An Unenviable #1 Ranking for the State of Michigan
An Unenviable #1 Ranking for the State of Michigan
The annual accounting of states’ investment in student financial aid was recently released, showing that financial aid across all states increased by 5.7 percent in the 2014-15 academic year, the most recent year for which data are available. The 46th Annual Survey Report on State-Sponsored Student Financial Aid, produced by the National Association of State Student Grant and Aid Programs (NASSGAP), shows that in Michigan, the year-over-year increase in student aid was 5.4 percent. Michigan now ranks 40th in the amount of state student aid grant dollars spent per capita (the amount: $10.22).
The report’s real stunner, however, is evident when looking at the longer term trend of where Michigan stands in the national context of helping students afford college. When measuring the 10-year change (2004-05 to 2014-15) in total state grant aid awarded, states collectively increased their investment by 57.2 percent. In Michigan, the state decreased its investment to the tune of 49.6 percent. This makes Michigan the #1 state in student financial aid disinvestment in the past decade for states that have need-based financial aid programs. (Had New Hampshire not completely eliminated its need-based student aid program, Michigan would have at least climbed to the #2 spot in this dubious ranking. Georgia is the only other state that does not have a need-based program).
In an era in which states’ most valuable resource is the level of talent possessed by their residents, what does this trend in student aid disinvestment say about the state’s priorities?

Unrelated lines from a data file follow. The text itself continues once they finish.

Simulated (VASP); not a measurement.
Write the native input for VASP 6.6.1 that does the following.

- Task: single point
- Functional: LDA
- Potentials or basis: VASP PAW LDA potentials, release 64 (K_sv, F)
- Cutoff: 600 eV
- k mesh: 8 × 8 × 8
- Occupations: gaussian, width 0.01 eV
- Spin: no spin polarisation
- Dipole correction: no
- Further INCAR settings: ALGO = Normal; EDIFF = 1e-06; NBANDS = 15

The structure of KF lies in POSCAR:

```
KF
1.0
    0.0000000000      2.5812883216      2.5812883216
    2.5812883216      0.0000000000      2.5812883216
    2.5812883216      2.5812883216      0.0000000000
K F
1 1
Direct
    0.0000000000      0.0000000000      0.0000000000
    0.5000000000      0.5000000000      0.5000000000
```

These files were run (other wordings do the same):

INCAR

State student aid programs are only part of the equation in determining college affordability. State operating support for public universities is a much larger factor, and here too, the trend data for Michigan is disconcerting, with a more than one billion dollar inflation-adjusted reduction in combined state higher education and student aid funding since 2002. Fortunately, Michigan’s public universities have more than doubled institutional financial aid over the last two decades (in constant dollars) in order to mitigate the impact this state disinvestment has had on tuition prices for students from low and lower middle-income households.
Michigan’s approach to student financial aid is in need of a major overhaul. Much greater investment is needed, with dollars driven toward low-income students, part-time students and working adults; populations critical to ensuring Michigan has the talent needs to compete economically. Such calls for a revamping in the state’s state student aid programs are included in Reaching for Opportunity: An Action Plan for Increasing Michigan’s Postsecondary Credential Attainment, released earlier this year, and the Michigan League for Public Policy’s Back to School Report, published last month.
Well-financed and rationally structured state student aid programs are critical to ensuring college affordability, especially for individuals from lower and middle-income backgrounds. And college affordability is in turn critical to so much of what follows: higher college enrollments, student success, and ultimately higher personal incomes. It’s time to make student aid in Michigan a true priority.